The Four Red Roses
by Francis Carr
The Four Red Roses; part imaginary blood and thunder adventure story, and part a possible explanation of real and terrible events that remain veiled in secrecy to this day. A reflection on the morality of revenge by the individual, rather than the State, and the justification for retribution when society is prevented by institutionalised evil from exercising its moral obligations.
In The French Alps, author Francis Carr enters a small – but very real – post office, displaying poster images of over twenty babies and children, lost during the previous ten years in the surrounding area, and still missing. How was this possible and why? What lay behind this terrible record of events? How could a community have come to terms with the grief and anguish that these disappearances must have caused? What had these murdered victims stumbled across, which merited a death sentence to silence them? What involvement must there have been by those in authority, resulting in bungled investigations, delays, and whitewash, in apparent hopes the events would fade from the collective memory and eventually be forgotten?

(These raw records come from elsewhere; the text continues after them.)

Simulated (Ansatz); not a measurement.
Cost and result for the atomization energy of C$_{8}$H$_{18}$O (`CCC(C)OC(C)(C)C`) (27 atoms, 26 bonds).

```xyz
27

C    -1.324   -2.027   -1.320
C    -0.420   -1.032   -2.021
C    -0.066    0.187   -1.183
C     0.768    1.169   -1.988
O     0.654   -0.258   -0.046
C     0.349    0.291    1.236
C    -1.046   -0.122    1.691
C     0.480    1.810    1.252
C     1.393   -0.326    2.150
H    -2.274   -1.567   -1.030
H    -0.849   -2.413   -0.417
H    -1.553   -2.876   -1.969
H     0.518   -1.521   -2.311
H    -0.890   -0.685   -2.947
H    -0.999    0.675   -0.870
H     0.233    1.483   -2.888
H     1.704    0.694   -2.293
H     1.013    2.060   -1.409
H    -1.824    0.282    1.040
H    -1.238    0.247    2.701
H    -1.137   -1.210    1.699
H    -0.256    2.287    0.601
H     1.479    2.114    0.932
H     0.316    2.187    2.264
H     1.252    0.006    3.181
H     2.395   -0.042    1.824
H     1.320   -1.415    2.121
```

This real life experience remained in the author’s memory, adding to knowledge of other unexplained events in rural France, including the 1952 murder of Sir Jack Drummond and his family among other more recent and no less strange events in the treacherous mountainous regions.
The Four Red Roses provides one horrific explanation, and a proposed fight-back by two determined individuals, leaving the reader to decide on the morality of their actions, and that of those who realised what had been done in their name, and had granted absolution in the name of natural justice and the greater good.